EU Criminals will be BANNED from entering the UK under tough new laws

Homeless migrants will be deported and criminals from EU countries will be banned under tough new post-Brexit laws to be unveiled by Priti Patel

  • Ban means offenders will no longer get special treatment if they are EU nationals
  • Existing rules say only those posing serious and current threat can be banned
  • But measures will rely on UK retaining access to European criminal databases

Priti Patel today publishes tough new measures which will ban EU criminals entering Britain from January 1 and remove rough sleepers.

Offenders will no longer get special treatment if they are EU nationals.

However, the measures will partly rely on Britain retaining access to European criminal databases, on which a deal has yet to be reached.

Existing EU rules mean Britain can only prevent EU criminals entering if they present a serious and current threat.

The new measures will lower that hurdle. In one of the most significant outcomes of Brexit, the Home Secretary will be able to prevent anyone handed 12 months or more in jail from entering.

The measures, to be introduced in Parliament today, do not apply to the four million who have registered under the EU Settlement Scheme.

They will be able to come and go as they please.

Priti Patel, pictured, today publishes tough new measures which will ban EU criminals entering Britain from January 1 and remove rough sleepers

In addition, the regulations will allow the Home Office to remove EU nationals who sleep rough in this country and who refuse help, or who commit crimes such as aggressive begging.

It means the Home Office will have new powers to deal with EU nationals who set up ‘tent cities’ in London’s Park Lane and at other locations across the country.

It is understood the powers will be used ‘very sparingly and only as a last resort’ against homeless foreign nationals who commit anti-social behaviour or low-level crime which may not meet the normal criteria for deportation.

Miss Patel said: ‘For too long, EU rules have forced us to allow dangerous foreign criminals, who abuse our values and threaten our way of life, onto our streets.

‘The UK will be safer thanks to firmer and fairer border controls where foreign criminals regardless of nationality will be subject to the same criminality rules.’

The changes mean that foreign criminals sentenced to more than a year in jail will be banned from entering the UK, compared with current EU rules which set out a cut-off of a recent jail spell of more than four years.

The Home Secretary will also be able to refuse entry to foreign criminals sentenced to less than a year in jail on a case-by-case basis.

And offenders who have not received a prison sentence could also be banned if, for example, they have been persistent criminals; their offending risks causing ‘serious harm’, such as sex offenders; or their presence here is ‘not conducive to the public good’.

Currently, EU rules mean criminals can only be barred if they present a ‘genuine, present and sufficiently serious threat affecting one of the fundamental interests of society’, meaning older offences cannot be taken into account.

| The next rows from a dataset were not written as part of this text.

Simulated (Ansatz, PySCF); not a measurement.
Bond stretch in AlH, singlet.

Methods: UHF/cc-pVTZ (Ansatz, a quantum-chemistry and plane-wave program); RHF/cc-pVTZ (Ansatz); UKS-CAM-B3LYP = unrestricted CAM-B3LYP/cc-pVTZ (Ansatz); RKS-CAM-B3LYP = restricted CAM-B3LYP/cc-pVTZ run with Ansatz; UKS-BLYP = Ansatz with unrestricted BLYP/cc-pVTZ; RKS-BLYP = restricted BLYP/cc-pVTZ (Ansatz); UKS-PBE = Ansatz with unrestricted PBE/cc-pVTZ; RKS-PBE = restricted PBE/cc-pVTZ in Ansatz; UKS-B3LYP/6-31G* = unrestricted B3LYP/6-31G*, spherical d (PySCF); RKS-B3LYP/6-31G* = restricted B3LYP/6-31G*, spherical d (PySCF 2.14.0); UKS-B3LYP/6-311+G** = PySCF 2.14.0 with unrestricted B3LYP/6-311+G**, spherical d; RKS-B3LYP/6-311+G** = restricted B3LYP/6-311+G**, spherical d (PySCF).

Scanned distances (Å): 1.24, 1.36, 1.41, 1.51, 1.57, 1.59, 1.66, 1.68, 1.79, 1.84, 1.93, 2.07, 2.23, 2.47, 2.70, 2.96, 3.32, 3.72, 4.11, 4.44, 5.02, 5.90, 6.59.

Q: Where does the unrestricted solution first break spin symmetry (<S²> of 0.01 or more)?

For example, an EU national jailed for rape a decade ago cannot currently be refused entry if they have not re-offended since. Under the new rules, that rapist could be banned from Britain.

The regulations will allow the Home Office to remove EU nationals who sleep rough in this country and who refuse help, or who commit crimes such as aggressive begging (pictured: groups in London’s Park Lane)

It means the Home Office will have new powers to deal with EU nationals who set up ‘tent cities’ in London’s Park Lane, pictured, and at other locations across the country 

Romanian gypsies at their camp at the 7/7 memorial in Hyde Park, where they used the plaque as a dinner table

The Home Office will be able to take all offences into account whether committed in the UK or overseas. Anyone involved in sham marriages will also be refused entry.

Officials acknowledged there will be ‘some limited exceptions’, however.

For example, an EU citizen could bring a claim under the European Convention on Human Rights, potentially delaying their removal.

EU citizens already living in Britain who have signed up to retain their current status under the EU Settlement Scheme will not be affected by the new measures. This will include rough-sleepers.

However, if they commit a crime from January 1 which results in a jail sentence of a year or more their status could be revoked.

If Britain loses access to European criminal records databases the new powers will be difficult to enforce because it will make it harder to identify offenders who arrive at the UK border.

But a Home Office source said last night they were confident they would be able to use other databases, such as those run by Interpol.